New struts for better handling?

suspension
struts

#1

Hi, I have a 2003 Honda Accord V6. It has about 105K miles. The suspension seems a little bouncy. I would like better handling. The car leans a lot when going around corners.
I’ve heard that new Honda struts are not as good for handling as some other brands. Also, they are over priced?

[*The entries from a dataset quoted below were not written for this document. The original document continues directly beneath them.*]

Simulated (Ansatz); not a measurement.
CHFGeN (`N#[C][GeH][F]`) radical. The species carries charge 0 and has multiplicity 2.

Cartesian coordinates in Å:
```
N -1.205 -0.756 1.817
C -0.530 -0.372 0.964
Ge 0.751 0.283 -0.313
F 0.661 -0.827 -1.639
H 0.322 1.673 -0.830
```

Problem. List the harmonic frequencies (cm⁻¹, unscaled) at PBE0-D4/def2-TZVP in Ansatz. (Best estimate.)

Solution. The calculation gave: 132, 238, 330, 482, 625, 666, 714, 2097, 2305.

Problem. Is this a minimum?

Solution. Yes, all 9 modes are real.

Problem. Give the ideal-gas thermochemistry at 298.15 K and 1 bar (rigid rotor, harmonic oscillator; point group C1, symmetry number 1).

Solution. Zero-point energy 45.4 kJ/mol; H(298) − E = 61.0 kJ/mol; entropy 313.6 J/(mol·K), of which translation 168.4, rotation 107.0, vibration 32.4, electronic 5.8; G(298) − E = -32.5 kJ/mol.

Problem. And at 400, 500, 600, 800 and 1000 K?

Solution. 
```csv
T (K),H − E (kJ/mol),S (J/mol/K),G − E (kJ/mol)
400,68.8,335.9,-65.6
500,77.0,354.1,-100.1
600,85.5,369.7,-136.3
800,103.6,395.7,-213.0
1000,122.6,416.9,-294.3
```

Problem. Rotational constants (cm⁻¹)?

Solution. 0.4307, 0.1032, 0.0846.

I read that I should replace the dampers and springs together to get better handling. Most of the struts I’ve read about lower the car, however, I don’t really want to lower it. I just want better handling for everyday driving.
Am I on the right track? What do you recommend?


#2

Honda struts will restore the handling to ‘like new’ status. If you liked it when new, you’ll like it with Honda struts. But they are more expensive ($150 or so each). Aftermarket stock replacement are about 1/2 that, Monroe and KYB are 2 brands. If better than stock handling is what you want, there are many options. Just know that the ride will be firmer, some would say rough. Tirerack.com and rockauto.com have replacements for about $70-$80 each.


#3

The best handling would come from something like a Tokico HTS-series (which is available for your car, btw). Your car would handle like it was on rails, but the ride would be harsh. That’s fine for a track day car, but you’d want to think carefully about it if you like a comfortable ride.


#4

You can get Gabriel struts at Auto Zone that come with a lifetime warranty and will probably be about $75. each.


#5

Hi, Thanks for your help!
My main goal is better handling for everyday driving.
I bought the car used with 65K miles, so I don’t know what it was like when it was new.
Right now the suspension is a little bouncy and does not corner well.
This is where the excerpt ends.